2011-07-06 Thread William Oberman
I have a few cassandra/hadoop/pig questions.  I currently have things set up
in a test environment, and for the most part everything works.  But, before
I start to roll things out to production, I wanted to check on/confirm some
things.

When I originally set things up, I used:
http://wiki.apache.org/cassandra/HadoopSupport
http://hadoop.apache.org/common/docs/r0.20.203.0/cluster_setup.html

One difference I noticed between the two guides, which I ignored at the
time, was how datanodes are treated.  The wiki said At least one node in
your cluster will also need to be a datanode. That's because Hadoop uses
HDFS to store information like jar dependencies for your job, static data
(like stop words for a word count), and things like that - it's the
distributed cache. It's a very small amount of data but the Hadoop cluster
needs it to run properly.  But, the hadoop guide (if you follow it blindly
like I did), creates a datanode on all TaskTracker nodes.  I _think_ that is
controlled by the conf/slaves file, but I haven't proved that yet.  Is there
any good reason to run datanodes on only the JobTracker vs. on all nodes?
If I should only run it on the JobTracker, how do I properly stop the
datanodes from starting automatically (when both start-dfs and start-mapred
seem to draw from the same slaves file)?

I noticed a second issue/oddness with datanodes, in that the HDFS data isn't
always small.  The other day I ran out of disk running my pig script.  I
checked, and by default, hadoop creates HDFS in /tmp, and I'm using EC2 (and
/tmp is on the boot device) which is only 10G by default.  Do other people
put HDFS on a different disk?  If yes, I'll really want to only run one
datanode, as I don't want to re-template all of my cassandra nodes to have
HDFS disks vs. one new JobTracker node.

In terms of hardware, I am running small instances (32bit, 2GB) in the test
cluster, while my production cluster is larges (64bit, 7 or 8GB).  I was
going to check the performance impact there, but even on smalls in test I
was able to run hadoop jobs while serving web requests.  I am wondering if
smalls are causing the high HDFS usage though (I think data might spill
more, if I'm understanding things correctly).

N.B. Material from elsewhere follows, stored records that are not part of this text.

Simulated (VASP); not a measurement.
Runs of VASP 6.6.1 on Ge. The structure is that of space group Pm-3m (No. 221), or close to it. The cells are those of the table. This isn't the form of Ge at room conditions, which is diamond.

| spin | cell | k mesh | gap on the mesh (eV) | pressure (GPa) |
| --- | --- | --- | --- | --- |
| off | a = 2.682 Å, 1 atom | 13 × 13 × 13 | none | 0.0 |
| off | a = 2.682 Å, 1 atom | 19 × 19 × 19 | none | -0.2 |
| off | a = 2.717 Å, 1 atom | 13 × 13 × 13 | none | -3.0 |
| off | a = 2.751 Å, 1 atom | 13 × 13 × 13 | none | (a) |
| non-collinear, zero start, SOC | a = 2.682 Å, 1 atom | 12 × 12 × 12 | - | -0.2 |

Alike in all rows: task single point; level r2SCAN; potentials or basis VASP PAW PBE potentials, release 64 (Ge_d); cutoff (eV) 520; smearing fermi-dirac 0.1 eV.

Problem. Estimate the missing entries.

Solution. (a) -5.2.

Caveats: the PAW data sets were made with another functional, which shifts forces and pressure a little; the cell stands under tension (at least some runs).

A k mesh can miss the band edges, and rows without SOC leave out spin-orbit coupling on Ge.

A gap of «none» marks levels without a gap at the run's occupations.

If these are more hadoop then cassandra questions, let me know and I'll move
my questions around.

I did want to mention that these are small details compared to the amount of
complicated things that worked like a charm during my configuration and
testing of the combination of cassandra/hadoop/pig.  It was impressive :-)

Thanks!

will


Re: cassandra/hadoop/pig

2011-07-06 Thread William Oberman
That makes sense.  The problem is I jumped directly to using pig, which is
abstracting some of the data flow from me.  I guess I'll have to figure out
what it's doing under the covers, to know how to optimize/fix bottlenecks.

But for now, I'm taking this information to mean I should run datanodes
with HDFS on larger non-root disks on all tasktracker nodes to ensure my pig
scripts work, until I'm willing to either write the M/R code myself, or
figure out how to optimize pig and/or the pig script.

will

On Wed, Jul 6, 2011 at 3:29 PM, Edward Capriolo edlinuxg...@gmail.comwrote:



 On Wed, Jul 6, 2011 at 2:48 PM, William Oberman 
 ober...@civicscience.comwrote:

 I have a few cassandra/hadoop/pig questions.  I currently have things set
 up in a test environment, and for the most part everything works.  But,
 before I start to roll things out to production, I wanted to check
 on/confirm some things.

 When I originally set things up, I used:
 http://wiki.apache.org/cassandra/HadoopSupport
 http://hadoop.apache.org/common/docs/r0.20.203.0/cluster_setup.html

 One difference I noticed between the two guides, which I ignored at the
 time, was how datanodes are treated.  The wiki said At least one node in
 your cluster will also need to be a datanode. That's because Hadoop uses
 HDFS to store information like jar dependencies for your job, static data
 (like stop words for a word count), and things like that - it's the
 distributed cache. It's a very small amount of data but the Hadoop cluster
 needs it to run properly.  But, the hadoop guide (if you follow it blindly
 like I did), creates a datanode on all TaskTracker nodes.  I _think_ that is
 controlled by the conf/slaves file, but I haven't proved that yet.  Is there
 any good reason to run datanodes on only the JobTracker vs. on all nodes?
 If I should only run it on the JobTracker, how do I properly stop the
 datanodes from starting automatically (when both start-dfs and start-mapred
 seem to draw from the same slaves file)?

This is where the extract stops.